Thursday, June 16, 2016

Consumer Price Index (CPI) … Unemployment Claims … Philadelphia FED … Big Four Indicators … Stock Market Analysis

“U.S. consumer prices moderated in May, but sustained increases in housing and healthcare costs kept underlying inflation supported, which could still allow a cautious Federal Reserve to raise interest rates this year…The Labor Department said its Consumer Price Index increased 0.2 percent last month, slowing from April's 0.4 percent gain…” Story at…
The number of Americans filing new applications for jobless benefits rose last week, but remained at a level consistent with employment growth. Initial claims for unemployment benefits, a proxy for layoffs across the U.S., increased by 13,000 to a seasonally adjusted 277,000 in the week ended June 11…” Story at…
“The Philadelphia Fed manufacturing index showed mild improvement in June, only the second positive reading in the past ten months. The index rose to a reading of 4.7 in June from negative 1.8 in May…” Story at…
BIG FOUR INDICATORS (Advisor perspectives)
“There is… a general belief that there are four big indicators that the committee [NBER Business Cycle Dating Committee – think recessions] weighs heavily in their cycle identification process. They are: Nonfarm Employment; Industrial Production;  Real Retail Sales; Real Personal Income (excluding Transfer Receipts).”

Chart and commentary at…
-Thursday the S&P 500 was up about 0.3% 2078.
-VIX was down about 4% to 19.37 at the close.
-The yield on the 10-year Treasury slipped to 1.56%.
The Bond Ghouls remain worried, market internals continue down and closing tick was again very negative at minus -512 so this dip (whatever it is) may continue. Looking at some selected internals, the % of stocks advancing has been falling sharply along with advancing volume.  New-high/new-low data is also bearish.  Over-all, indicators look more bearish than not.
At this point, it looks like around 2040 would be a logical place for a bounce up (this is a moving target as conditions change); the 200-dMA is around 2020 and that is a support level too.
My short-term Money Trend indicator can be volatile, but it’s headed down again, though not steeply; that’s slightly bearish.  I continue to hold short positions mostly in SH and some in QID in the trading portfolio only.
The 10-day moving average of the percentage of stocks advancing (NYSE) dropped to 48.0% Thursday. It was 49.6% Wednesday. A number below 50% is usually BAD news for the markets.
On a longer term, the 150-day moving average of advancing stocks dipped to 51.8%. A value above 50% generally indicates an up-trend.  The McClellan Oscillator (a Breadth measure) was almost unchanged, but it remained solidly in negative territory.
New-highs outpaced New-lows. The spread (new-highs minus new-lows) was +62 Thursday. (It was +85 Wednesday).  The 10-day moving average of the change in spread dipped to minus-7. In other words, over the last 10-days, on average; the spread has decreased by 7 each day. Market Internals remained negative on the market.

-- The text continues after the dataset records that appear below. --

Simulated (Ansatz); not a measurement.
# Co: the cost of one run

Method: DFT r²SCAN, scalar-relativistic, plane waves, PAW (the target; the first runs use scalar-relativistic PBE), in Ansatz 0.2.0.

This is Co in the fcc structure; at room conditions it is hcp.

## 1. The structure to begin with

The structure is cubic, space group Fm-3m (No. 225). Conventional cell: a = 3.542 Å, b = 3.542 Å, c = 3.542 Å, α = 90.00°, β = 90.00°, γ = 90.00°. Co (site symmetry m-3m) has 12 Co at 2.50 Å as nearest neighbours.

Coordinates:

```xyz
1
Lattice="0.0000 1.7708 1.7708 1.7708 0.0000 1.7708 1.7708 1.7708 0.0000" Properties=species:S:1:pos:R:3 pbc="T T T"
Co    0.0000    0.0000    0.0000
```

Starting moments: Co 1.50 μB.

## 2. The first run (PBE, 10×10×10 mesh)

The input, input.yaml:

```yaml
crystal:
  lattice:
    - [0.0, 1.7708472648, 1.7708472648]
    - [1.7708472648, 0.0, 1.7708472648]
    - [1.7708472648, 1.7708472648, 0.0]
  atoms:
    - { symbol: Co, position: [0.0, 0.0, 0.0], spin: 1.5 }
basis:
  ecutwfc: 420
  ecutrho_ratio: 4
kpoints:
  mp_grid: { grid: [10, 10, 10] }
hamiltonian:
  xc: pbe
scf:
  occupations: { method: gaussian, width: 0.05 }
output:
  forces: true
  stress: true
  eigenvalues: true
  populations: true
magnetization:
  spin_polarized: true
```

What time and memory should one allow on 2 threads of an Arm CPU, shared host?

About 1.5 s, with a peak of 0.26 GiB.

Market Internals are a decent trend-following analysis of current market action, but should not be used alone for short term trading. They are usually right, but they are often late.  They are most useful when they diverge from the Index.  In 2014, using these internals alone would have made a 9% return vs. 13% for the S&P 500 (in on Positive, out on Negative – no shorting).  Of course, few trend-following systems will do well in an extreme low-volatility, nearly straight-up year like 2014.
Thursday, the Volume & Sentiment indicators were neutral; the Price indicator (measuring the size of up vs down moves) was positive; the VIX indicator remained negative. The long-term NTSM indicator remained HOLD.

On 30 Dec I reduced my invested position in my retirement account to 30% invested in stocks thru an S&P 500 Index fund (“C”-fund in the TSP) and on 15 Jan I reduced stock allocation to zero in long-term accounts. I remain in cash earning about 2%.  Short-term bonds would give a similar result.
The S&P 500 peaked in Mid-May 2015 and has not been able to break higher in the past 12-months. That looks like a top to me. See “Why the Bull Market May be Dead” in my 14 December blog at…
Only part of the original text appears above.